Streaming Crashes Golden Globes With Amazon’s Historic Wins

As delivery platforms change, awards shows are forced to become “platform-agnostic”

Jeffrey Tambor, 'Transparent,' Amazon Studios Golden Globes (Amazon Studios/Getty)
Amazon Studios/Getty

For all the times they’ve been derided as being old and out of touch, Golden Globes voters are sometimes in the forefront of trends. And one of those instances came on Sunday night at the Beverly Hilton Hotel, when the Hollywood Foreign Press Association gave two of its top television awards – Best Television Series, Comedy or Musical and Best Actor in a Television Series, Comedy or Musical – to “Transparent” and its star Jeffrey Tambor.

The emotional win for Jill Soloway’s series was the first for a web-based series at the Golden Globes and a first for Amazon as the retail site moves aggressively into original programming.

Its acceptance at the Globes mirrored the kind of head-scratching and decision-making that’s been going on at the Academy of Television Arts and Sciences and, to a lesser degree, the Academy of Motion Picture Arts and Sciences, as delivery platforms change dramatically and awards shows must decide what fits and what doesn’t.

The Emmys, though they have yet to nominate Amazon, beat the Globes to nominating and awarding web-based series when they gave Netflix’s “House of Cards” nine nominations (and three wins) for its first season in 2013.

“It’s no longer the television arts and sciences, but the telecommunications arts and sciences,” the TV Academy’s senior vice president of awards, John Leverence, told TheWrap at the time. “Usually, awards are very reactive. But now, it looks like for once in our life, we were a little bit ahead of the curve.”

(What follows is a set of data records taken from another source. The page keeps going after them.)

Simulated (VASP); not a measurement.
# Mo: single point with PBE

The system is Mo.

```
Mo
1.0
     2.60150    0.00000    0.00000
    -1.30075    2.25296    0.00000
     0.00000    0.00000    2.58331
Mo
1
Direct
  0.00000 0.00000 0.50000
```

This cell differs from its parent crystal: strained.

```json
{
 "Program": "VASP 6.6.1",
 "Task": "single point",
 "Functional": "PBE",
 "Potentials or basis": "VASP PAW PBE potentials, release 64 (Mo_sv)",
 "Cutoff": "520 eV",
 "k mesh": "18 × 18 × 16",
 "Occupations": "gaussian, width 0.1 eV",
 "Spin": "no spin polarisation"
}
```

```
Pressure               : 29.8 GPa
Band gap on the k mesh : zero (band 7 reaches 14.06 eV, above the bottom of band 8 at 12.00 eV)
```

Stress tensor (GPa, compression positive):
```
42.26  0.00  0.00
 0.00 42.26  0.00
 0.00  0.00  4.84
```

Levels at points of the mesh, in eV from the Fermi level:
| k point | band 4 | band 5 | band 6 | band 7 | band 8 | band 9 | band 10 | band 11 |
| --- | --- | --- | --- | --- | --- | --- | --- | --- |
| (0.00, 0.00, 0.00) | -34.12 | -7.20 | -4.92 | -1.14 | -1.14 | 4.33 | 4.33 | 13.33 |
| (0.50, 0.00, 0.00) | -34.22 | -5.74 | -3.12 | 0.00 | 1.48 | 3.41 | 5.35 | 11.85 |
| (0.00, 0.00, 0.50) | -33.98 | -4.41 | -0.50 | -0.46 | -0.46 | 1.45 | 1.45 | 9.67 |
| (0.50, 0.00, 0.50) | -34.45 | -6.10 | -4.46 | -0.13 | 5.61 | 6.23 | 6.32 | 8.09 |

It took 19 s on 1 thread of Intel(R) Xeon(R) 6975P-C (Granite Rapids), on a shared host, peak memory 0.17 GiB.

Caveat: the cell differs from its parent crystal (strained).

The Emmys set out to be, in the words of president Bruce Rosenblum, “platform-agnostic.” Initially, that mostly helped Netflix; Amazon made a big push for its Garry Trudeau-created series “Alpha House” earlier this year, but was shut out of the nominations. “Transparent,” which only aired a single episode during the Emmy-qualifying period, wasn’t eligible for that award.

In a way, the timing has always helped the Golden Globes appear more forward-looking than the Emmys: While the latter show is held in August or September to honor programs that ran during the year that ended the previous May, the Globes come at the beginning of the year and can pick up on hot shows that debuted in the fall and weren’t eligible for Emmys.

The Motion Picture Academy is grappling with changing formats as well; for the most part, though, it is sticking with the definition of a movie as something that plays theatrically.

Still, the Academy now allows films that are released on video or streaming services day-and-date with their theatrical release to qualify for Oscars. And in the shorts categories, they’re also allowing films that have a video premiere to qualify if they win the top award at certain film festivals; until this year, the video debut would have disqualified the short regardless of whether they won any film-fest awards.

And it’s worth noting that Netflix has its hand in that pie, too: In addition to its Golden Globe win Sunday night for Kevin Spacey and “House of Cards,” it is the distributor of “Virunga,” one of the documentary features shortlisted for the Oscars (though the film had a qualifying theatrical run before its Netflix debut).

It’s no coincidence then perhaps that one of the Globes’ hottest afterparties, the Weinstein Company bash, has acquired Netflix as a co-sponsor. And on the signs advertising the soiree around the grounds of the Beverly Hilton, the word “Netflix” was bigger than the word “Weinstein.”

Harvey taking a backseat during awards season? Welcome to the future.